Date: Thu, 30 Sep 2004 20:57:23 +0100
Reply-To: Peter Crawford <Peter.Crawford@BLUEYONDER.CO.UK>
Sender: "SAS(r) Discussion" <SAS-L@LISTSERV.UGA.EDU>
From: Peter Crawford <Peter.Crawford@BLUEYONDER.CO.UK>
Subject: FW: Infile for csv file where char variable contains inbedded
comma
Content-Type: text/plain; charset="us-ascii"
-----Original Message-----
From: Peter Crawford [mailto:Peter.Crawford@blueyonder.co.uk]
Sent: 30 September 2004 20:48
To: 'Pudding Man'
Subject: RE: Infile for csv file where char variable contains inbedded comma
Hey "Man"
I'm sorry to find I want to criticize your data for not being in valid .CSV
format. That, I consider would require, not this line
"Completed","A123",""123 MAIN TREET, LOT 126 TR"","n/a"
but either
this
"Completed","A123","123 MAIN TREET, LOT 126 TR","n/a"
or this
"Completed","A123","""123 MAIN TREET, LOT 126 TR""","n/a"
These two are the cards I used in this simple data step
55 data uu;
56 infile cards dsd truncover;
57 length var10 $35. var11 $4. var12 $100. var13 $10. ;
58 input var10 - var13 @1 card1 $char100.;
59 put (_all_)(/=);
60 cards;
var10=Completed
var11=A123
var12=123 MAIN TREET, LOT 126 TR
var13=n/a
card1="Completed","A123","123 MAIN TREET, LOT 126 TR","n/a"
var10=Completed
var11=A123
var12="123 MAIN TREET, LOT 126 TR"
var13=n/a
card1="Completed","A123","""123 MAIN TREET, LOT 126 TR""","n/a"
NOTE: The data set WORK.UU has 2 observations and 5 variables.
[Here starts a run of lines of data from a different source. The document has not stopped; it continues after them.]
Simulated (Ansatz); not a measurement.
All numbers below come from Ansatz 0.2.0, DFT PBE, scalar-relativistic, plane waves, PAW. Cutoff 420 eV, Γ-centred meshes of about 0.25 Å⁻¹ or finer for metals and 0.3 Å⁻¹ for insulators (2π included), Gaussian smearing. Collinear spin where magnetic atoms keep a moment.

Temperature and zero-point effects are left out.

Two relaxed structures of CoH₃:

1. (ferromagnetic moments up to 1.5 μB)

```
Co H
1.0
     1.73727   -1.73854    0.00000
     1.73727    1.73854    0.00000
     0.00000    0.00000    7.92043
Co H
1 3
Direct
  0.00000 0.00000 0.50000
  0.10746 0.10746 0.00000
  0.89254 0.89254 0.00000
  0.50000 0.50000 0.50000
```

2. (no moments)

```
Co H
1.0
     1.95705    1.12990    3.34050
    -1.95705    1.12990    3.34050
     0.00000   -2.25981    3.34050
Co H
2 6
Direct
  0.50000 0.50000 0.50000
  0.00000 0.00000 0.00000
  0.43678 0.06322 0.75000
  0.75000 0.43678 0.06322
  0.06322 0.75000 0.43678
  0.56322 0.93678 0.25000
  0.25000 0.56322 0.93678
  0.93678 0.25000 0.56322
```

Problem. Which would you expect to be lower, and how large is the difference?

When I pass your original line in, I get this output in the log
var10=Completed var11=A123 var12=""123 MAIN TREET var13=LOT 126 TR
card1="Completed","A123",""123 MAIN TREET, LOT 126 TR"","n/a" This is
because quotes(") need to be balanced, and when a quote is to be treated as
data it is repeated. By starting with '""' your data cell is interpreted as
starting with '"' but having no embedded delimiters. So the first comma it
finds is expected to be a data delimiter
I really don't know how you expect to parse that data
,""123 MAIN TREET, LOT 126 TR"",
Have you tried it through the Microsoft import routine in excel or access ?
What sort of application created that data?
Peter
-----Original Message-----
From: Pudding Man [mailto:pudding.man@gmail.com]
Sent: 30 September 2004 17:05
To: Peter Crawford
Cc: sas-l@listserv.uga.edu
Subject: Re: Infile for csv file where char variable contains inbedded comma
On Wed, 29 Sep 2004 19:08:31 -0400, Peter Crawford
<peter.crawford@blueyonder.co.uk> wrote:
>
>DSD infile option
>is meant to deal with all this
But does it? Effectively? Perhaps a demo?
Plunking around with W2k V9, I find DSD behavior to
be both a benefit and a hindrance.
I had hoped to just read the entire intended VAR12
field and parse. The combination of contigious dq's
and embedded comma seem to confound DSD.
If I'm not mistaken (always possible), it _should_
be practical to read VAR12 as 2 comma-separated
fields, then concatenate and parse. When I tried
this, reading the second var ate the terminating
comma and subsequent field value. Nicht Gut!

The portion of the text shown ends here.